Correlated sub-query for linear interpolation fails with fatal error
What happens?
When trying to fill in null values in a small table with linear interpolation, then a fatal error
INTERNAL Error: Failed to bind column reference "limit_rownum" [30.0] (bindings: [8.0 8.1 8.2 28.0])
is raised and invalidates the in-memory database.
The same SQL query runs fine on Postgres: https://dbfiddle.uk/3anzk06a
I am relatively new to writing more complex SQL queries, apologies in advance, if i am making obvious mistakes.
To Reproduce
CREATE TABLE df (x NUMERIC, y NUMERIC);
INSERT INTO df VALUES (0, 2), (1, NULL), (2, 4), (3, 5), (4, NULL);
so that:
duckdb> FROM df;
┌───────┬───────┐
│ x ┆ y │
╞═══════╪═══════╡
│ 0.000 ┆ 2.000 │
│ 1.000 ┆ │
│ 2.000 ┆ 4.000 │
│ 3.000 ┆ 5.000 │
│ 4.000 ┆ │
└───────┴───────┘
SELECT
x,
COALESCE(
y,
(
SELECT
prev.y + ( (next.y - prev.y) * (parent.x - prev.x) / (next.x - prev.x) )
FROM
( SELECT x, y FROM df WHERE x <= parent.x and y is not null ORDER BY x DESC LIMIT 1 ) AS prev
CROSS JOIN
( SELECT x, y FROM df WHERE x >= parent.x and y is not null ORDER BY x ASC LIMIT 1 ) AS next
)
) AS y
FROM
df parent
then:
INTERNAL Error: Failed to bind column reference "limit_rownum" [30.0] (bindings: [8.0 8.1 8.2 28.0])
and
duckdb> FROM df;
FATAL Error: Failed: database has been invalidated because of a previous fatal error. The database must be restarted prior to being used again.
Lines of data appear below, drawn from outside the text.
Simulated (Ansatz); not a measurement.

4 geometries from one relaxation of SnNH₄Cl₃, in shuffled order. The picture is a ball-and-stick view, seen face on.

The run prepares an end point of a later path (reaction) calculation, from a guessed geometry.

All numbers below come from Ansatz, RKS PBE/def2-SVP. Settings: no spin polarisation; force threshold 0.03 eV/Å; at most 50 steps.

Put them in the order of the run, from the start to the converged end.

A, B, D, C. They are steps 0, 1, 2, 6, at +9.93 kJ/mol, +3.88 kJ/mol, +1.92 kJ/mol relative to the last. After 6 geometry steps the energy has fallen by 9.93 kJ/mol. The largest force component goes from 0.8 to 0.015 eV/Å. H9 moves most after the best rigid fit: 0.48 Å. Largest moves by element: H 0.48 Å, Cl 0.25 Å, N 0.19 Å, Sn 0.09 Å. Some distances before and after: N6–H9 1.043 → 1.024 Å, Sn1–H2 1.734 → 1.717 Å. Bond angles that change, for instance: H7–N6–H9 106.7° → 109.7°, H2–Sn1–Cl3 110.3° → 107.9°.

Original error: "INTERNAL Error: Failed to bind column reference "limit_rownum" [30.0] (bindings: [8.0 8.1 8.2 28.0])"
OS:
DuckDB Web Shell
DuckDB Version:
0.9.2
DuckDB Client:
WASM
Full Name:
Jonas Hörsch
Affiliation:
Climate Analytics
Have you tried this on the latest main branch?
I have tested only with a release build on website and with the python client.
Have you tried the steps to reproduce? Do they include all relevant data and configuration? Does the issue you report still appear there?
- [X] Yes, I have
This seems to be related to https://github.com/duckdb/duckdb/issues/9720 .
At least it can be worked around in a similar manner by including the row_number windowing function into the cross-joined sub-queries:
SELECT
x,
COALESCE(
y,
(
SELECT
prev.y + ( (next.y - prev.y) * (parent.x - prev.x) / (next.x - prev.x) )
FROM
( SELECT x, y, ROW_NUMBER() OVER (ORDER BY x DESC) as rn FROM df WHERE x <= parent.x and y is not null ) AS prev
CROSS JOIN
( SELECT x, y, ROW_NUMBER() OVER (ORDER BY x ASC) as rn FROM df WHERE x >= parent.x and y is not null ) AS next
WHERE
prev.rn = 1 AND next.rn = 1
)
) AS y
FROM
df parent
Thanks to https://stackoverflow.com/a/77588520/2873952 for realizing the link and workaround.
This issue is stale because it has been open 90 days with no activity. Remove stale label or comment or this will be closed in 30 days.
This issue is stale because it has been open 90 days with no activity. Remove stale label or comment or this will be closed in 30 days.
The error does seem to have been fixed for 1.0.0. At least i cannot reproduce it anymore on the latest version.